Non-Gaussian halo abundances in the excursion set approach with correlated steps

TL;DR

This paper investigates how primordial non-Gaussianity affects large-scale structure formation using the excursion set approach, revealing that correlated steps simplify the first crossing distribution and support existing analytical prescriptions.

Contribution

It demonstrates that correlated steps in the excursion set approach lead to a simple, universal form for non-Gaussian halo abundances, validating common analytical assumptions.

Findings

Correlated steps cause non-Gaussian walks to behave as fully correlated.

The first crossing distribution is half of the sharp-k case.

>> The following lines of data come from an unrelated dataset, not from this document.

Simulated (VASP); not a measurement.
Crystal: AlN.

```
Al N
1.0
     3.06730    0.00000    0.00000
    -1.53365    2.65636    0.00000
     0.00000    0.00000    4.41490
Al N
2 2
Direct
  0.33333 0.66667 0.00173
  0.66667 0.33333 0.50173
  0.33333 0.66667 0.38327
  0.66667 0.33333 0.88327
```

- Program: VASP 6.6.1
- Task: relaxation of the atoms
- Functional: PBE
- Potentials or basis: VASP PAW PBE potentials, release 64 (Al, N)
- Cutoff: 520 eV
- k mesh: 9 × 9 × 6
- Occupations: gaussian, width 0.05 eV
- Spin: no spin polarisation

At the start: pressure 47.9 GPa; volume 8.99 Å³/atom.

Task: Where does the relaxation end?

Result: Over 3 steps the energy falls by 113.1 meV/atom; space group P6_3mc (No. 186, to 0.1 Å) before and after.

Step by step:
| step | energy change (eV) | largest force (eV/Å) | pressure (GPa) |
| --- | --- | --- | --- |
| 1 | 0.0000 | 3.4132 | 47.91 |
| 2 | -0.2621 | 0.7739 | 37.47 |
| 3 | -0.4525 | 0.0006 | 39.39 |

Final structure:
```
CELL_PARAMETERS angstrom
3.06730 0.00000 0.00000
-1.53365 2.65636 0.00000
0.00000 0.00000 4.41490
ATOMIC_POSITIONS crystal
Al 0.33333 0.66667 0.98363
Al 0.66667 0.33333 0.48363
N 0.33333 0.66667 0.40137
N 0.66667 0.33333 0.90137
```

Monte Carlo simulations confirm insensitivity to power spectrum variations.

Abstract

We study the effects of primordial non-Gaussianity on the large scale structure in the excursion set approach, accounting for correlations between steps of the random walks in the smoothed initial density field. These correlations are induced by realistic smoothing filters (as opposed to a filter that is sharp in k-space), but have been ignored by many analyses to date. We present analytical arguments -- building on existing results for Gaussian initial conditions -- which suggest that the effect of the filter at large smoothing scales is remarkably simple, and is in fact identical to what happens in the Gaussian case: the non-Gaussian walks behave as if they were smooth and deterministic, or "completely correlated". As a result, the first crossing distribution (which determines, e.g., halo abundances) follows from the single-scale statistics of the non-Gaussian density field -- the so-called "cloud-in-cloud" problem does not exist for completely correlated walks. Also, the answer from single-scale statistics is simply one half that for sharp-k walks. We explicitly test these arguments using Monte Carlo simulations of non-Gaussian walks, showing that the resulting first crossing distributions, and in particular the factor 1/2 argument, are remarkably insensitive to variations in the power spectrum and the defining non-Gaussian process. We also use our Monte Carlo walks to test some of the existing prescriptions for the non-Gaussian first crossing distribution. Since the factor 1/2 holds for both Gaussian and non-Gaussian initial conditions, it provides a theoretical motivation (the first, to our knowledge) for the common practice of analytically prescribing a ratio of non-Gaussian to Gaussian halo abundances.